Commission to propose harmonized withholding tax relief

On 24 September, the European Commission adopted its new Action Plan for the Capital Market Union. Action 10 of the plan states that the Commission will propose “a common, standardised, EU-wide system for withholding tax relief at source”. The target of the Commission is to alleviate the burden caused by divergent, lengthy and fraud-prone refund procedures for tax withheld in case of cross-border investments.

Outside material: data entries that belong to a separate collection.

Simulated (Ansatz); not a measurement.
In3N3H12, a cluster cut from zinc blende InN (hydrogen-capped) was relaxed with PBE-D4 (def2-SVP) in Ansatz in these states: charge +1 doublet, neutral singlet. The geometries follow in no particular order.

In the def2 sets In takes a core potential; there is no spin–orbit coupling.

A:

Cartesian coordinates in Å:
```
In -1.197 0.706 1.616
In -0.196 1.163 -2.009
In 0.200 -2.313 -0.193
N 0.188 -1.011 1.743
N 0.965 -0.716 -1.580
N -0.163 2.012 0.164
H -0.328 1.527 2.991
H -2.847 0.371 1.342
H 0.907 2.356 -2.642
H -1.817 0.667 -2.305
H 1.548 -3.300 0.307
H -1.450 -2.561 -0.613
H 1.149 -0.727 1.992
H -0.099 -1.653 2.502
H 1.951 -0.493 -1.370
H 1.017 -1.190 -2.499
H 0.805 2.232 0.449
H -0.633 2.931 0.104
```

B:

European Commission Action Plan on Customs Union

On 28 September, the European Commission has presented its Action Plan on Customs Union. The measures included in the Action Plan have the objective of strengthening the Customs Union focussing on four areas: risk management, e-commerce, compliance and custom authorities. Regarding risk management, the plan seeks to ensure greater availability of data and data analysis for customs purposes. On e-commerce, the Commission will strengthen obligations on payment service providers and online sales platforms. A “Single Window” initiative will make it easier to be compliant with border formalities in one single portal. Finally, the Action Plan details the roll-out of modern customs equipment under the next EU budget.


Commissioner-designated McGuinness remarks her support to fair taxation

On 2 October, the Irish Commissioner-designate Mairead Mc Guiness held her hearing before the European Parliament’s Committee on Economic and Monetary Affairs (ECON). During the hearing, MEPs expressed some concerns about the Irish position on the taxation of multinationals and about the fact that the President of the Eurogroup, the ECB’s chief economist and the Commissioner for Financial Services will be Irish. Ms McGuinness confirmed that as a Commissioner she would support all Commission initiatives for a fairer and more efficient taxation. She also remarked her support to the Financial Transaction Tax and recognized that the digital giants should pay their fair share of taxes.


Cayman Island and Oman to be removed from the EU tax blacklist

On 30 September, EU Member States’ ambassadors to the EU approved the revision of the EU list of non-cooperative jurisdictions for tax purposes. According to a draft text, the Cayman Islands, which were included to the list in February are expected to be removed because they have improved their tax framework. The same for Oman, that has ratified the OECD Convention on Mutual Administrative Assistance in Tax Matters and has implemented automatic exchange of information with EU Member States. For two countries that leave the list, two others will join it, namely Barbados (that according to the OECD is only partially compliant with the global standard for the exchange of information) and Anguilla (which was found non-compliant).


Spanish tax lease scheme is considered State aid by the General Court of the EU

On 23 September, the General Court of the European Union ruled in favour of the Commission in the case of the Spanish tax lease scheme that had been referred back from the European Court of Justice in 2018. In 2013, the Commission found that the Spanish tax lease scheme constituted state aid in the form of a selective advantage partially incompatible with the internal market. However, in 2015, the General Court of the European Union annulled the Commission’s decision, after an action brought by a Spanish company. In 2018, the Court of Justice, hearing an appeal brought by the Commission, set aside the judgement of the General Court. The Court of Justice referred the case back to the General Court for its final ruling of 23 September 2020 that dismissed the actions brought by the Spanish company. In particular, the General Court assessed that the benefit of the tax regime was granted in the context of a system of prior authorisation “on the basis of vague criteria requiring an interpretation exercise for which no provision was made”. According to the General Court, the discretionary aspects “favoured the beneficiaries over other taxpayers in a comparable factual and legal situation”. The Court concluded that the Commission had not erred in considering that the system was selective.  


Belgium to introduce digital tax from 2023

Belgium joins the list of EU Member States ready to introduce a form of taxation of the digital economy if the negotiations at OECD level should fail. A draft of coalition agreement by the new government chaired by Alexander De Croo includes a paragraph highlighting that the advanced digitalisation of the economy has shown that the traditional international tax rules are not aligned with the digital economy. Though the document remarks that Belgium would prefer an international agreement, it remarks that the government is ready to impose a digital service tax by 2023 if such international deal can not be reached.